Cooling wort outside

Hi all…just wondering if it would be ok to use snow to cool the wort. We have plenty here in the Chicago area and was thinking about taking the brew pot outside and sitting in the snow. Between that and the temp, I am thinking that it would cool pretty quick. Any issues I may come across? Thanks.

I have done it but it still takes a fair amount of time, and you need to keep packing the snow against the pot…

The snow melts away from the pot and then it becomes an insulator. Constantly piling more snow against the pot is time consuming, there is a danger of splashing some in, etc.

Best use I’ve found for snow is to put some water in a stationary tub and pile the snow in to make a slushwater solution. Same principle as an ice bath but the last time I tried it, it seemed to work better than an ice bath.

I think it’s okay to do that. I think I did it once and it worked but I prefer a good, quick chill if I can get it. I think that if I wanted to use snow, I would also take my Starsan solution in a bucket out near the brewpot and put a long, stainless spoon in there and use it to stir the wort every once in awhile. That might speed it up. As it is, I still brew here (also in Chicago area) in the winter and just connect my hose, do the chilling, disconnect the hose, make sure it’s totally drained out and hang it back up for the next time.

I’ve done the snow thing and it worked pretty good. However, it was also 5 below zero so there’s that.

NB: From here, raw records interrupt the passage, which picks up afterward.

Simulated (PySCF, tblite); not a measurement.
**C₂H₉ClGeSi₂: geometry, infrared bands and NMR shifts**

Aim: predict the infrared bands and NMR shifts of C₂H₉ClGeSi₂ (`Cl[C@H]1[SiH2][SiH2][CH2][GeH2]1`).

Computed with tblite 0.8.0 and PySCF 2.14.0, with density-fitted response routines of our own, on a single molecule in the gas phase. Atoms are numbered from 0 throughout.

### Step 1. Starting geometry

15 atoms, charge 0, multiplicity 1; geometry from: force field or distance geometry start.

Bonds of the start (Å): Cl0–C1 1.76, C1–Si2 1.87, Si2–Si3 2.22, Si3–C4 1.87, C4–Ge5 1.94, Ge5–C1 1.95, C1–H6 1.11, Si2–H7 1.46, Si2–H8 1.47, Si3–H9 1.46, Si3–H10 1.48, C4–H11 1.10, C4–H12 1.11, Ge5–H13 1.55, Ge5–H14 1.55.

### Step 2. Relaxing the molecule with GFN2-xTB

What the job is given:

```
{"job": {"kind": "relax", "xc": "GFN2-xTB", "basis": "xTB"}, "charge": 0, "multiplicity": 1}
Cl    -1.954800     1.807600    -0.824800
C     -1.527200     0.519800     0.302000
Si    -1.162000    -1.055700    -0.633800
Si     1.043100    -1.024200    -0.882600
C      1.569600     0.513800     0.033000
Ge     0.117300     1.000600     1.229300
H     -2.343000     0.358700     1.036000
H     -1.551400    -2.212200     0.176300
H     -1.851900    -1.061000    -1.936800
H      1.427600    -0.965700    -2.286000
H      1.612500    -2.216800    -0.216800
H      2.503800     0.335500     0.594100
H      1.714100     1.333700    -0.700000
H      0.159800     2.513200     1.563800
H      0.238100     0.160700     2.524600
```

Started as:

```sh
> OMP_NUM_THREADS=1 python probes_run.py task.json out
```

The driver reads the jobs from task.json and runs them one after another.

ha! i thought i was the only one wondering that :smiley:

i tried it with my last batch of wort (i’m in maine, and we have snow to spare). i have a wood stove, and after a full day of a raging fire plus boiling wort, the kitchen was an inferno - i didn’t figure an ice bath would do much, so i stuck it outside. It did cool it down, but i was paranoid about floating particulates the entire time - not sure it was worth it. eventually i gave in to my paranoia, shoveled the sink full of snow, popped the pan in and did the slush thing - that worked faster than the ice bath :slight_smile:

I had a friend try that a few years ago, told me it was a disaster. As mentioned below the snow just kind of melted away, then the heat created kind of a mini pocket of warm air around the pot. He tried just pushing snow up against the pot over and over and that helped, but not that much.

Took him like 50-65 minutes to get down to pitching temp and he had to stand outside next to it the whole time basically.

I will say the temp was in the mid 20’s so not exactly the coldest ever, but still he said it did not go well

I tried it as well, waaaayyy slower than ice bath for me for the same reason mentioned here… Snow melts away from pot surface and there goes the surface to surface contact. Air space insulates. No good. Snow/water/slush bath in the sink worked really well!

Two years in this obsession, and I still don’t have a wort chiller( I’m cheap, and copper is ridunculous).
So, my SOP is using a swamp cooler bucket with water and ice, or water plus snow when available. Works well for me. The key is to change the water as it warms up. I think the snow(plus subzero temps) works faster than water plus ice in summer. I can chill a 5G batch down to 60s in about 45 minutes. I duck tape the lid on to prevent contaminants.

Same experience here. Slush makes a good cooling media, snow not so good.

Sink ice bath has worked better than any snow/outdoor cooling I have tried.

Cooled outside in the snow at -20 below (SW Montana) and the freezing of the balls was in no way complimentary to the cooling time. In fact…it was brutal.

Sink+ice+slowly turn the kettle in the bath works the best outside of mechanical means…IMO.

water/snow mix (slush) has worked better than water/ice has for me.
Cooling with snow alone–no good.

I have yet to make a counterflow chiller so this is my SOP in the winter. I’m in Maine so we have plenty of snow as another poster stated.

I boil outside so the pot is already outdoors. I load the brewpot into my wheelbarrow, dump about 4 gallons of water into the wheelbarrow, then shovel in some snow.

Pot is covered the whole time so it is not going to get contaminated unless you splash the water/snow around enough to find its way under the cover.

I have found the trick is to do a stir or 2. I brewed yesterday and I was in the mid 70’s in about 30-40 mins. Not lightning fast but acceptable.

Dhermo: I am holding you personally responsible for my brewing catastrophe over the weekend. :lol: Everything went smoothly until I went to chill. I’m pretty sure my hose was clear (not frozen) but my outside spigot would not turn on… frozen shut. So I used a snowbank for about 45 minutes and then brought the BK inside, put it in the sink with more snow and waited another 45 minutes for it to get down below 70°. What a PITA! I’m brewing another batch one day this week and I’m going to have to try the OTHER outside spigot this time! Ugh.